🚀 Quickstart (DGX Spark / GB10 — DFlash)
Complete copy-paste recipe: pull the container, pull this model, pull the DFlash drafter, then serve. (Fuller deployment options — dedicated-VRAM Blackwell MTP, env vars, compose — are in the Usage section below.)
# 1) Pull the canonical AEON vLLM Ultimate container
docker pull ghcr.io/aeon-7/aeon-vllm-ultimate:latest
# 2) Pull THIS model (fresh)
huggingface-cli download AEON-7/Qwen3.6-27B-AEON-Ultimate-Uncensored-Multimodal-NVFP4-MTP-XS --local-dir ./aeon-model
# 3) Pull the DFlash drafter (fresh)
huggingface-cli download z-lab/Qwen3.6-27B-DFlash --local-dir ./aeon-drafter
# 4) Serve (ENTRYPOINT is /bin/bash, so pass --entrypoint vllm then serve …)
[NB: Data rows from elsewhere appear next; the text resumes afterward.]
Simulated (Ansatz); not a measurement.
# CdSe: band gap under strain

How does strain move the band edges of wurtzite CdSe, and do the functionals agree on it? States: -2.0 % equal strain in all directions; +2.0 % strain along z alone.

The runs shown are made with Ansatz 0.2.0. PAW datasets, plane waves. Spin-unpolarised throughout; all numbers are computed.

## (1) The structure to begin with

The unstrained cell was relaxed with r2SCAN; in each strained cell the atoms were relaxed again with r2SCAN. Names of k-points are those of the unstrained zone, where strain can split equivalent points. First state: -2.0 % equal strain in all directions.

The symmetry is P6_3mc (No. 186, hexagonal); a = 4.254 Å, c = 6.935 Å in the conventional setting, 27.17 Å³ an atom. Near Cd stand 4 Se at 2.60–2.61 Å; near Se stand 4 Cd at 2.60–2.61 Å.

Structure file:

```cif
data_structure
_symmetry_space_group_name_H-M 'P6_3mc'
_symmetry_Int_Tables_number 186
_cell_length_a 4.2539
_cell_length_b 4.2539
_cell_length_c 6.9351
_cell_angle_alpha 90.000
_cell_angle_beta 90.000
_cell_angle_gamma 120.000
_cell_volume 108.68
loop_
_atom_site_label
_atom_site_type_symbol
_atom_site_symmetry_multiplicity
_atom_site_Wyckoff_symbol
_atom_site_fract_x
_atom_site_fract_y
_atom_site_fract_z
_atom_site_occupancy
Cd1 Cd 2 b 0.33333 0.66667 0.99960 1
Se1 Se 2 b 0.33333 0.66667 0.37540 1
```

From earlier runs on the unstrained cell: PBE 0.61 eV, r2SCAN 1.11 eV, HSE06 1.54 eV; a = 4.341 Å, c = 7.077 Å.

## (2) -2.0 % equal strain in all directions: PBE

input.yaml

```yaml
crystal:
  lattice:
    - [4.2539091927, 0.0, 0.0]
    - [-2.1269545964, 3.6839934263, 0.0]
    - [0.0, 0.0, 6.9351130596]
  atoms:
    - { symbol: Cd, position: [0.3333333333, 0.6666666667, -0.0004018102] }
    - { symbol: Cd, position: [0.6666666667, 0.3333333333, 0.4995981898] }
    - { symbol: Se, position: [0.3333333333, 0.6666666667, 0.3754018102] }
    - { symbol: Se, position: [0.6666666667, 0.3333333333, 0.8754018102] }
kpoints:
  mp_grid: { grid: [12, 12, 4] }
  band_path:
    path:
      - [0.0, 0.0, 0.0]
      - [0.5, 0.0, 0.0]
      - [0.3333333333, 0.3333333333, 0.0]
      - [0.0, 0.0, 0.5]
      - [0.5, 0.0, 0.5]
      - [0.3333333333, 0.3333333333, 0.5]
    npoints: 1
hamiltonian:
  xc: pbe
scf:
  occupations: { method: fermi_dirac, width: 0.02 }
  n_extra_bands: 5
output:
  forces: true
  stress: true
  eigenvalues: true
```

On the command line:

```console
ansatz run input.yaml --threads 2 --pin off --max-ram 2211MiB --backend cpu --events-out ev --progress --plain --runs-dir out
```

docker run --rm --gpus all \
-v ./aeon-model:/model:ro \
-v ./aeon-drafter:/drafter:ro \
--entrypoint vllm ghcr.io/aeon-7/aeon-vllm-ultimate:latest \
serve /model \
--quantization modelopt \
--mamba-cache-dtype float32 \
--reasoning-parser qwen3 \
--tool-call-parser qwen3_coder \
--enable-auto-tool-choice \
--limit-mm-per-prompt '{"image":4,"video":2}' \
--mm-encoder-tp-mode data \
--gpu-memory-utilization 0.85 \
--max-num-seqs 64 \
--max-num-batched-tokens 16384 \
--enable-chunked-prefill \
--enable-prefix-caching \
--trust-remote-code \
--speculative-config '{"method":"dflash","model":"/drafter","num_speculative_tokens":10}'
Lower --gpu-memory-utilization (e.g. 0.69) if the host co-runs other services; never exceed 0.88 on DGX Spark unified memory. For dedicated-VRAM Blackwell (MTP via the grafted head, no external drafter) see Usage.
📈 Why this image matters for long-context drafting
The z-lab Qwen3.6-27B DFlash drafter is a sliding-window model — 4 of its 5 layers use sliding-window attention (window 2048). aeon-vllm-ultimate:latest (PR #40898) runs those layers as proper SWA; earlier images ran them as full attention, so drafting collapsed once context grew past ~2048 tokens. PR #41703 additionally makes --enable-prefix-caching corruption-immune with DFlash. Net: long-context drafting holds up; short-context (<2048, one window) is unchanged.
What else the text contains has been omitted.